The record confirms that Kerley's disciplinary conviction for violating Code 10.0 has been overturned and deleted from his record. To the extent that Kerley seeks federal habeas corpus relief from his conviction and punishment for violating Code 10.0 of the prison disciplinary rules, his petition is moot because there is nothing for this court to remedy. Therefore, the respondent's amended motion for summary judgment on this issue is granted.
Respondent's Exhibit C, Docket Entry No. 30-4, p. 2.
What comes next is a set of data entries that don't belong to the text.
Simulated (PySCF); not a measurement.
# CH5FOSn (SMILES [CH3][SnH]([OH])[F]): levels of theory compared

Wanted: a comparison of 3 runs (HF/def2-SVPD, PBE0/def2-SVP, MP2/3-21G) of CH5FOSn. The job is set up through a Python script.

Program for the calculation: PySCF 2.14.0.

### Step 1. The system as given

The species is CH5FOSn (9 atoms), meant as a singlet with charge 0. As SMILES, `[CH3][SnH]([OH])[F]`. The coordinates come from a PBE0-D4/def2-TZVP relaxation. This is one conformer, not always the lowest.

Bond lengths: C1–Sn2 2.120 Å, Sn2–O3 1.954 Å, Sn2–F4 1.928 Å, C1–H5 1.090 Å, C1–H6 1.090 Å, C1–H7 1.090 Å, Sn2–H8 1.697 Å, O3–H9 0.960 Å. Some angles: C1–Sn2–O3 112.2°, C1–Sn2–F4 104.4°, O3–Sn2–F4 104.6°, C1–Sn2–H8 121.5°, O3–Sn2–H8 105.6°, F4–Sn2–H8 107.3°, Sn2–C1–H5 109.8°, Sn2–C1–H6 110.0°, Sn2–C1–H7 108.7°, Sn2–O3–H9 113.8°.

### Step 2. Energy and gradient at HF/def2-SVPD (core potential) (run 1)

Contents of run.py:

The respondent also contends that Kerley cannot demonstrate a due process violation concerning his conviction for violating Code 16.0. See Respondent Stephens's Amended Motion for Summary Judgment With Brief in Support, Docket Entry No. 30, pp. 9-11. Kerley does not contest the validity of his conviction for violating Code 16.0. See Petition, Docket Entry No. 1, pp. 5, 6; see also Petitioner's Memorandum in Support of Habeas Corpus Relief, Docket Entry No. 3, pp. 1-2. Accordingly, the court need not reach these arguments.
B. Claims Concerning Conditions of Confinement
In his response to the motion for summary judgment, Kerley contends that is entitled to relief even though his Code 10.0 conviction has been overturned because items of personal property were wrongfully confiscated as a result of the charges lodged against him in TDCJ Case No. 20140347143. Specifically, Kerley requests a court order directing respondent to return "all legal material, notes, drafts, catalogs, books, stamps, envelopes, and all other items that were confiscated" when he was charged with violating prison rules in Case No. 20140347143. Arguing that these claims take issue with conditions of confinement and not the result of a prison disciplinary proceeding, the respondent contends that Kerley fails to state a claim for which habeas relief may be granted.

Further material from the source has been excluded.